The right to a decent lawyer?

¨     More than 90 percent of Pennsylvania’s death row prisoners were too poor to afford a lawyer for their initial trial. 

¨   Many indigent defendants in Pennsylvania, including those with mental disabilities, are not allowed access to expert witnesses and investigators, both of which are often crucial in capital trials.

¨   Insufficient or inconsistent funding for public defenders in capital cases in Pennsylvania has the dual effect of deterring the most qualified and experienced attorneys from trying these cases and limiting the power of those who do take the cases from defending their clients to the best of their abilities.

 

Racially skewed

¨   Pennsylvania has largest percentage of minorities on death row than any other state at 70%, even though less than 14% of the population of the state are people of color.

¨   Independent researchers found that, even after controlling for case differences, blacks in Philadelphia are 3.9 times more likely to get the death penalty than other defendants who committed similar murders.

¨   Pennsylvania law meets zero of the ten recommendations made by the American Bar Association to reduce the impact of race in the administration of the death penalty.

 

A lottery of geography

¨   Where a crime happens can be as important as what type of crime is committed in determining who lives and who dies.  Of those sentenced to death in Pennsylvania, more than half come from Philadelphia County, which accounts for only 14 percent of the state's population.

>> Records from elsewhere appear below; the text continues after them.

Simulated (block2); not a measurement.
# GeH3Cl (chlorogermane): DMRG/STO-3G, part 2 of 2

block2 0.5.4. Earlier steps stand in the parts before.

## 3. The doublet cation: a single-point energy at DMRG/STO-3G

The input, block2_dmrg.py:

¨   Although Philadelphia's murder rate is only about 3 times greater than that of Harrisburg, the proportion of those condemned to death is 11 times greater in Philadelphia.

 

Pennsylvanians want a justice system that is fair

¨   A recent poll found that 62% of Pennsylvanians favor suspending the death penalty until questions of fairness can be studied. 

¨   More than two thirds of Pennsylvanians agree that the death penalty is unevenly applied to the poor, and more than half agree that it is unevenly applied to African Americans. 

¨   Almost 200 organizations throughout Pennsylvania have called for a moratorium on executions, including professional associations, small businesses, churches, and city councils.